Though Alan Moore has (typically) distanced himself from the project (it now says ‘based on the graphic novel illustrated by David Lloyd’ for goodness sake), I’m pleased to announce that V for Vendetta is easily the best-adapted of his work, and an awe-inspiring and challenging piece of filmmaking. Previous adaptations have had varying success – From Hell was fine but NOTHING compared to the comic, which in my opinion was the eighth wonder of the world; The League of Extraordinary Gentlemen was entertaining but downright offensive to some, and Constantine was great except for the fact they cast Keanu Reeves as the redhead Englishman.

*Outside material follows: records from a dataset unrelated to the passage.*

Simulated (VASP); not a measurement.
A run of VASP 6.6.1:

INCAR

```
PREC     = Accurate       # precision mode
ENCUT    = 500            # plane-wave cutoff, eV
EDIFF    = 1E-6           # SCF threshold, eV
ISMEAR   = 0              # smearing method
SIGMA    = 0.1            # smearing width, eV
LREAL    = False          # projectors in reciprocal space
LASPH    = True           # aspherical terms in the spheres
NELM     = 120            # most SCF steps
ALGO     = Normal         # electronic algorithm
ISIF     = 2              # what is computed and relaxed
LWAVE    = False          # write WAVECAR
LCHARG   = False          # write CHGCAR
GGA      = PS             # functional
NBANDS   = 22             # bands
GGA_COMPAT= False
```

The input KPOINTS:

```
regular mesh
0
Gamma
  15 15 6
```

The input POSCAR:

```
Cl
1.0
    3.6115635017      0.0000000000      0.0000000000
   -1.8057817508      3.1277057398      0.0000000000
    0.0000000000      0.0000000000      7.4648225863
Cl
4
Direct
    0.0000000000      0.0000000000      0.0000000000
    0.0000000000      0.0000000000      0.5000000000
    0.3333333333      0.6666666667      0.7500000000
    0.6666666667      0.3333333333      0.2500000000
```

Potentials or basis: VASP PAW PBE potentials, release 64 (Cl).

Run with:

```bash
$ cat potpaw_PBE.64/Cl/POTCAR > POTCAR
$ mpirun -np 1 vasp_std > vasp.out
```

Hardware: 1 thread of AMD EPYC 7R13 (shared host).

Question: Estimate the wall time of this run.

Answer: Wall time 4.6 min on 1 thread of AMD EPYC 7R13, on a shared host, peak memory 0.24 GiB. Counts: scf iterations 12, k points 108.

That Alan Moore has taken offence at Hollywood in general is no surprise, and the fact is he’s a genius at his job, but has no wish whatsoever to aid in the adaptations like, say, Frank Miller with Sin City. But I for one think the Wachowskis and James McTeigue have done a brilliant job with V for Vendetta. They’ve taken the original Thatcherite dystopian vision and linked the narrative with (very) current events, as well as managing to hold off from making a special effects-heavy movie which would have ruined the narrative completely. They have made some changes – the evil government’s actions are a little more blatant here, and our masked hero’s actions a little less extreme, but considering that this was a big studio film, it’s astounding. We’ve had some extremely political films in the mainstream cinematic arena recently (Star Wars: Episode III, Batman Begins), but this is easily the most deliberately barefaced attack on current events that I think I’ve seen in the last ten years or so. Whilst the film is a little less subtle than the source material, and misses out on some of Moore’s most intelligent insights (like V’s definition of anarchy as opposed to chaos), V for Vendetta is challenging beyond my wildest dreams.

Natalie Portman is of course fantastic as Evey, but it is Hugo Weaving who steals the film from behind his mask. He captures precisely the V I imagined from reading the comic – equal parts playful, ruthless, moral and fanatical. Most importantly our masked hero never falls into the ‘Power Rangers’ trap that the Green Goblin did in Spider-Man, instead keeping the eerily grinning façade realistically stable throughout his soliloquies. John Hurt and Stephen Fry join proceedings, helping to keep it thankfully English, despite the fact that the main two actors aren’t, and Stephen Rea has possibly the least enticing task of playing Detective Finch, whose role suffered from the some significant abridgments in the adaptation process.

The film does have a couple of weak points: there are a couple of scenes that almost drag, and could have easily been deep-sixed; and Fry’s character Deitrich doesn’t quite ring true, feeling a bit of a mismatch alongside the film.

V for Vendetta makes very few compromises, and this is a hero we rarely see in comic book movies – he does what he believes is right, not what is good. That distinction is paramount to the narrative, as we witness acts of terrorism and murder in the name of freedom. Thus we are left with conflicting notions of right and wrong, good and evil, and I’m sure this is a movie that will have debate raging for some time.